ABSTRACT

Do conceptions of just rewards vary with economic development? To investigate this question we use the 1999–2000 “Inequality-III” round of the International Social Science Programme, together with other data in the World Inequality Study. There are thirty countries and 19,568 individual respondents in the full-time labor force. We measure inequality by the Gini coefficient for the general public's report of the legitimate earnings for their own occupation. OLS and multilevel analyses show patterns of influences very similar to those found in earlier research, with one striking exception. By far the most important influence, not previously documented across so many countries, is the prosperity of the nation: people in poor nations are much more accepting of inequality than are people in prosperous nations. If this cross-sectional pattern reflects developmental trends, as is likely, then it seems that economic development creates equalitarian attitudes. However, true egalitarianism is not held as ideal in any country, and so is not an appropriate goal for public policy. Instead the ideal level of inequality differs among countries. These ideals are a more appropriate benchmark for policy. We suggest that these benchmarks, available here for 150 nations, should be the starting point for future assessments of income inequality.
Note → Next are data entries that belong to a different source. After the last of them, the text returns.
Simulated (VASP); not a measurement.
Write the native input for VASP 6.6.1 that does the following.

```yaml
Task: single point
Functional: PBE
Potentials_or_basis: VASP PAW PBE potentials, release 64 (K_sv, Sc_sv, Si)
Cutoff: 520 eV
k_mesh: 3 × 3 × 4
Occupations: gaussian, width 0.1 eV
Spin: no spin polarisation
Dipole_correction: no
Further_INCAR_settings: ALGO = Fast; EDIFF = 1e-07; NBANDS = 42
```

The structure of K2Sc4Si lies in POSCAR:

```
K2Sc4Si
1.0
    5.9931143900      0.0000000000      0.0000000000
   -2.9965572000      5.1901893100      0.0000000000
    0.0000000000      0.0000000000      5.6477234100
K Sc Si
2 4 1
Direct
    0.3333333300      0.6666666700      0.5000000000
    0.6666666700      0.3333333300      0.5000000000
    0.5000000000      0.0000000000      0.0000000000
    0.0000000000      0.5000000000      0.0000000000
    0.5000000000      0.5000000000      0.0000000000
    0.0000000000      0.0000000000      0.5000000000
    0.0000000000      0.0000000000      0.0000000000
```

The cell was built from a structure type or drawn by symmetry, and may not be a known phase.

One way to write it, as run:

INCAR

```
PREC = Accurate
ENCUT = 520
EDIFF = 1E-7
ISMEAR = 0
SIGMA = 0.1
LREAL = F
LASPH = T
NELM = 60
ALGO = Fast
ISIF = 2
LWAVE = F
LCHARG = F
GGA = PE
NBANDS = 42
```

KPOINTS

Does economic development reshape our attitudes and values as well as our standard of living, occupational distribution, and the like? Karl Marx, one of sociology's founders, thought so: “Does it require deep intuition to comprehend that man's ideas, views, and conceptions, in one word, man's consciousness, changes with every change in the condition of his material existence …” (Marx and Engels 1848 [1972]: 351). Some prior research is consistent with this hypothesis. For example, multilevel analyses show that economic development lifts subjective social class, net of individual characteristics (Evans and Kelley 2004a). But what about other aspects of inequality-related attitudes, values and perceptions? It is well known that very few people in any modern society yearn for strict equality of earnings 50(Gijsberts 2002; Kelley and Evans 1993; Verwiebe and Wegener 2000), but just how much inequality they consider ideal, and why, is a body of knowledge that is just beginning to develop.

Observers of social inequality beginning with Toqueville have long suspected that there are substantial international differences in ranges of just incomes (Tocqueville 1839). ISSP data from the Inequality-III survey enable us to quantify and systematize these differences.